I let the second batch cool in the pan for 25 minutes, and they came out easily.

The result is a classic shiny, crackly brownie top with a cakey interior, and quite fragile. I had this crazy idea that if I made individual brownies, Mark and I would each have one and I would freeze the rest for later – to be eaten in moderation over a period of time. Ha! As soon as I whipped some cream to have with the brownies for dessert that night, moderation went right out the window. These would be perfect to stack, with cream in between!

But I guess we did use moderation – we only stacked two, not three or four.


Filed under Uncategorized

Tuesday without Dorie – Or, Sunday with Nigella

Forgive me Dorie – I strayed this week. Instead of trying your recipe for Traditional Madeleines, I made my version of Nigella Lawson’s Pantry-Shelf Chocolate-Orange Cake as a special request for a friend’s birthday.  Alas, no time to do both.
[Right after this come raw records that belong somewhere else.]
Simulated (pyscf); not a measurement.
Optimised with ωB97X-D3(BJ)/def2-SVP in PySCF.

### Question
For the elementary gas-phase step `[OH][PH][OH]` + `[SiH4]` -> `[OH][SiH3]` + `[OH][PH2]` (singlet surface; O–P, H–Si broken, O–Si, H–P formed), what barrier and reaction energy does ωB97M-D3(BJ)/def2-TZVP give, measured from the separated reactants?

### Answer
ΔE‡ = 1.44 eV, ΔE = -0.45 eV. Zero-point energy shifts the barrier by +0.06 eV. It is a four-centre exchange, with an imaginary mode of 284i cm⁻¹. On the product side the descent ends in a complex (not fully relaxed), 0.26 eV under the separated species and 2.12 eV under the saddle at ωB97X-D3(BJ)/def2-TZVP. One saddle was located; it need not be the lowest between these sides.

The Chocolate-Orange Cake is absurdly simple, eminently adaptable, and just plain good. The first time I made it (intending to follow the recipe to the letter) I mistakenly added double the chocolate called for. The cake turned out dense and fudgey with a heart-stopping hit of chocolate. Mark and I loved it, and I’ve made it that way ever since. In addition to the original version using orange marmalade, I’ve made versions with pear preserves, prune lekvar, and crème de marrons. All wonderful.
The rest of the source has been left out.